This was stated by Justice Mahajan while rejecting a temporary relief request from a Chartered Accountant who was challenging the initiation of proceedings against him, which were based on a complaint filed under the Sexual Harassment of Women at Workplace (Prevention, Prohibition, and Redressal) Act of 2013.

The single-bench judge said “Needless to say, such complaints containing allegations of sexual harassment deserve to be treated with a certain amount of seriousness and responsibility, and accordingly, the same has to be inquired into and taken to their logical conclusion for it is both in the interest of the complainant as well as the person against whom the allegations of sexual harassment have been levelled.”

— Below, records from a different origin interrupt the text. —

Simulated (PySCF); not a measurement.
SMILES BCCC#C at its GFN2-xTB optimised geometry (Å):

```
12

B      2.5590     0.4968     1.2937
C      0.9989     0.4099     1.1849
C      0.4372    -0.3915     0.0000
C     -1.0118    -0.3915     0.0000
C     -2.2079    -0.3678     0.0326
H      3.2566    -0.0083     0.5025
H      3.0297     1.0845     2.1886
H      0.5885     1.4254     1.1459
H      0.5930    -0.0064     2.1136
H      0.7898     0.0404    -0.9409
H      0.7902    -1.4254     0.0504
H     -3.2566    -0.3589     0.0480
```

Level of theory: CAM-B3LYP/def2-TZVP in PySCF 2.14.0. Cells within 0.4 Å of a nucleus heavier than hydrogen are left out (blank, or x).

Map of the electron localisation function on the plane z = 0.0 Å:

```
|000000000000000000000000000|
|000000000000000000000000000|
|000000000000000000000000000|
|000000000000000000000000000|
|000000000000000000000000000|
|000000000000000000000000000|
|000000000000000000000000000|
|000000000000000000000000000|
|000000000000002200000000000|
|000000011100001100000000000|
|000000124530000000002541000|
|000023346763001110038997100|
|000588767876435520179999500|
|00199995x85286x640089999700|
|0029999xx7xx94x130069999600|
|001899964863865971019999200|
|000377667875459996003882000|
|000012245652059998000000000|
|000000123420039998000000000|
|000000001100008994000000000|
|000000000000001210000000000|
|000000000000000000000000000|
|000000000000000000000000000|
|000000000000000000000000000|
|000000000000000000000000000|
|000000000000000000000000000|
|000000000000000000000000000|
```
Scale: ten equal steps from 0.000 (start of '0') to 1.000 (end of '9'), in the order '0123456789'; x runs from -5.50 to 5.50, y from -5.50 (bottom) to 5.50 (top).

The Chartered Accountant (CA) had challenged the proceedings against him on multiple grounds, including the fact that the Internal Complaints Committee (ICC) had not completed its investigation within 90 days of the complaint being filed. However, the single-judge bench of the court stated that the petitioner’s claim that the proceedings were invalidated by the lapse of 90 days had ‘no substance’ and that he did not demonstrate any prejudice caused to him as a result of the delay. 

The court also highlighted that the delay was not caused by the complainant. Thus, the court refused to intervene in the proceedings at this stage and asked for a response from the complainant and the ICC.  As the court found no initial evidence to grant interim relief to the petitioner, it ordered the respondents to file a counter-affidavit within four weeks and scheduled the matter for further hearing on March 28.